Indeed. But MADV_DONTNEED is somewhat undesired for performance reasons.
You want to do the work when swapping not when hinting.

But what I wanted to say here: Looking at the pure size of your guest
will at least not help you to identify if more memory than desired will
be used.

> 
>> So:
>> 1) Unmodified guests will make use of more memory than desired.
> 
> One interesting possibility for this is to add the buffer memory
> by hotplug after the feature has been negotiated.
> I agree this sounds complex.

Yes it is, and it goes into the direction of virtio-mem that essentially
does that. But bad news: memory hotplug is complicated stuff, both on
the hypervisor and guest side. And things like NUMA make it more involved.

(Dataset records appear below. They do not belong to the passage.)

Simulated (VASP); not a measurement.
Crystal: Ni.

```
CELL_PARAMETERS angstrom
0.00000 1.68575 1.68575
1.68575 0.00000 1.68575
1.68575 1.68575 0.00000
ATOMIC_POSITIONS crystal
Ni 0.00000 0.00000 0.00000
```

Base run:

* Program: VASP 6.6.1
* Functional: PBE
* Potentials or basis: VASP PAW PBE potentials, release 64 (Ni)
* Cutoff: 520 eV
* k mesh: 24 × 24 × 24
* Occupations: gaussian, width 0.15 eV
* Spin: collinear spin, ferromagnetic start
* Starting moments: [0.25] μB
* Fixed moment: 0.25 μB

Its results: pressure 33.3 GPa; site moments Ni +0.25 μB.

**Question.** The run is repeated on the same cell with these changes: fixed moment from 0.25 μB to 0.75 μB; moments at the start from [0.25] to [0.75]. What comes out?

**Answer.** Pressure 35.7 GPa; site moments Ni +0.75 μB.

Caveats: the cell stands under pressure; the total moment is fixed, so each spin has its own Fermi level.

But even then, malicious guest can simply fake feature negotiation and
make use of all hotplugged memory. Won't work, at least not for
malicious guests.

> 
> But I have an idea: how about we include the hint size in the
> num_pages counter? Then unmodified guests put
> it in the balloon and don't use it. Modified ones
> will know to use it just for hinting.

These are the nightmares I was talking about. I would like to decouple
this feature as far as possible from balloon inflation/deflation.
Ballooning is 4k based and might have other undesirable side effect.
Just because somebody wants to use page hinting does not mean he wants
to use ballooning. Effectively, many people will want to avoid
ballooning completely by using page hinting for their use case.

> 
> 
>> 2) Malicious guests will make use of more memory than desired.
> 
> Well this limitation is fundamental to balloon right?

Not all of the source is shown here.